14 Factors

One of the nicest features about R is that it provides a data structure exclusively designed to handle categorical data: factors.

As mentioned before, vectors are the most essential type of data structure in R. They are atomic structures (can contain only one type of data): integers, real numbers, logical values, characters, complex numbers.

Related to vectors, there is another important data structure in R called factor. Factors are data structures exclusively designed to handle categorical data.

14.1 Example

player <- c('Thompson', 'Curry', 'Green', 'Durant', 'Pachulia')
position <- c('SG', 'PG', 'PF', 'SF', 'C')
salary <- c(16663575, 12112359, 15330435, 26540100, 2898000)
ppg <- c(22.3, 25.3, 10.2, 25.1, 6.1)
rookie <- rep(FALSE, 5)

14.1.1 Creating Factors

To create a factor you use the homonym function factor(), which takes a vector as input. The vector can be either numeric, character or logical.

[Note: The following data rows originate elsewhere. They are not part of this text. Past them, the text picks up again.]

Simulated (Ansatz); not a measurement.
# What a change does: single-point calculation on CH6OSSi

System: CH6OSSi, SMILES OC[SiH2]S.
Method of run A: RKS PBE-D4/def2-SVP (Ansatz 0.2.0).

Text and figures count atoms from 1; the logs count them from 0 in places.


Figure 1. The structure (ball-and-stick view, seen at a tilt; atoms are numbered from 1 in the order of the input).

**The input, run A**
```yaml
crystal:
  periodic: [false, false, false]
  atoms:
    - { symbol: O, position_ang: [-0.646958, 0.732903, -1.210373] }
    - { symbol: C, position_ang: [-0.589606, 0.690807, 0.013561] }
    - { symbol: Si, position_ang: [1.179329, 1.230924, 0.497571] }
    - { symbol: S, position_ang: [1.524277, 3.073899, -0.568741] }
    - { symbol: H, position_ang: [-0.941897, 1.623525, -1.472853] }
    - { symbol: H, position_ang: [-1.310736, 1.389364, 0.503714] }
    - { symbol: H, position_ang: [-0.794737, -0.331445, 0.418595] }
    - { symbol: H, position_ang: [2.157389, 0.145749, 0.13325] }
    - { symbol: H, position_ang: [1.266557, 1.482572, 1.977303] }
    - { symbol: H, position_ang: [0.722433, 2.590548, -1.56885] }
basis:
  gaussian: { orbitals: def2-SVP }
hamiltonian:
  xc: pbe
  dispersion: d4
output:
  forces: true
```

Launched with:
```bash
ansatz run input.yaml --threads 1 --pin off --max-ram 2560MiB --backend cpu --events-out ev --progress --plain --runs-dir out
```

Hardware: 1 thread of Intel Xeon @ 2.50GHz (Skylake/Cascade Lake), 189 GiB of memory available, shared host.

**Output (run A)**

Looking at the available variables, we can treat Position and rookie as categorical variables. This means that we can convert the corresponding vectors position, and rookie into factors.

# convert to factor
position <- factor(position)
position
#> [1] SG PG PF SF C 
#> Levels: C PF PG SF SG

rookie <- factor(rookie)

Notice how position and rookie are displayed. Even though the elements are the same in both the vector and the factor, they are printed in different formats. The letters in the factor are printed without quotes.

14.1.2 How does R store factors?

Under the hood, a factor is internally stored using two arrays (R vectors): one is an integer array containing the values of the categories, the other array is the “levels” which has the names of categories which are mapped to the integers.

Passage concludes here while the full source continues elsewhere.